# case officer assigned and job verfication



## hamadaahmed2009 (Apr 12, 2011)

Hi all, that's the first thread fro me here . i have assigned case officer yesterday i am category 3 (accountant) , the CO asked to provide more evidence for work experience such as bank statement, salary slip , taxation document and contact.
I have been working as accountant for a small company for 2 and half years and i have left that company almost 3 years now , my salary was paid in cash into my account ,so there is no salary slip and the other problem the bank account the money was deposit in i closed it long time ago and it is not active anymore . and the time i left that company i had a problem with owner of the company, i don't even know if that company still running or closed , any advice with what i should do .thanks


----------



## Dhawal (Oct 29, 2010)

Hi,
The CO will definitely ask for supporting documents to assess you further. How did you get ur ACS code without proper documentation?
Also can you tell when us when you lodged you application and which visa type?

Dhawal.


----------



## Guest (Apr 12, 2011)

Welcome to the forum hamad. I am sorry I really can't answer your questions. The best advice I can give you is that you should talk with an immigration agent soon. But I DO have some questions I would like to ask you if you don't mind. When did you lodge your application? Also, hamad ahmed sounds very much like a Pakistani name. Do you have any relationship with Pakistan? Sorry in advance if I sound too presumptuous.


----------



## matchless (Jan 11, 2011)

My boss also had some issues wid me therefore i provided the statutory declaration with reference letters from 02 seniors on letterhead. My bank account was also closed but I went to the branch manager & after a week he managed to arrange a statement wid the help of bank's IT deptt.


----------



## Achilles (Apr 12, 2011)

hamadaahmed2009 said:


> Hi all, that's the first thread fro me here . i have assigned case officer yesterday i am category 3 (accountant) , the CO asked to provide more evidence for work experience such as bank statement, salary slip , taxation document and contact.
> I have been working as accountant for a small company for 2 and half years and i have left that company almost 3 years now , my salary was paid in cash into my account ,so there is no salary slip and the other problem the bank account the money was deposit in i closed it long time ago and it is not active anymore . and the time i left that company i had a problem with owner of the company, i don't even know if that company still running or closed , any advice with what i should do .thanks


Well, you have three options as I can see

1) Find your employer and ask for reference
2) Contact your Bank and check with the manager like 'matchless' has said
3) Collect all the evidence you have at the moment and get a notary certificate or statutory declaration

act fast....


----------



## shafaqat309 (Apr 7, 2009)

my case officer did not ask anything for my previous company, he explicitly mentioned that he need proof of work for last 1 year.
You can send proof of current company and if case officer not satisfied with the documents he will let you know. In reply to that you can mention that you don't have documents for first company etc.


----------



## khawar_javed (Apr 13, 2011)

What are the documents required to prove the work experience? Is an experience letter, salary slip, and contract enough as a proof? My company pays in cash so bank statement or tax returns are not valid for me.

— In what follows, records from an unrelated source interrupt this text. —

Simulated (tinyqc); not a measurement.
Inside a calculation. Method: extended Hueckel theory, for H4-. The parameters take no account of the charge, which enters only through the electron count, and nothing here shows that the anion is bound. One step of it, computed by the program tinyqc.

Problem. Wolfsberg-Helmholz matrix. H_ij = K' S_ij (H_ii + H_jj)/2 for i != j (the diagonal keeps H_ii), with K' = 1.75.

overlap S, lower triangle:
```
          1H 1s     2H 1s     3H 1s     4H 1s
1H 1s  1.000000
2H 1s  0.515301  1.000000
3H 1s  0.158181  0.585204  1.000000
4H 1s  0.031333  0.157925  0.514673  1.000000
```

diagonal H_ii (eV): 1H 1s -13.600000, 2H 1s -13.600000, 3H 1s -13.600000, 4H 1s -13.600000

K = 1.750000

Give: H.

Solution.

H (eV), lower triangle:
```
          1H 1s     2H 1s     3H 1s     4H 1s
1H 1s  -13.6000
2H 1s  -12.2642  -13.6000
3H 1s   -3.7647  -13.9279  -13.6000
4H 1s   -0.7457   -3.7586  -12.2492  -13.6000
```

In the guideline only salary slip is mentioned.


----------



## hamadaahmed2009 (Apr 12, 2011)

shafaqat309 said:


> my case officer did not ask anything for my previous company, he explicitly mentioned that he need proof of work for last 1 year.
> You can send proof of current company and if case officer not satisfied with the documents he will let you know. In reply to that you can mention that you don't have documents for first company etc.


Many thanks guys for your contribution my case officer mentioned he want proof of 3 years before of the application date, in case i can't provide any further proof for the old company, may he accept if i provide proof of current employment ?.


----------



## matchless (Jan 11, 2011)

hamadaahmed2009 said:


> Many thanks guys for your contribution my case officer mentioned he want proof of 3 years before of the application date, in case i can't provide any further proof for the old company, may he accept if i provide proof of current employment ?.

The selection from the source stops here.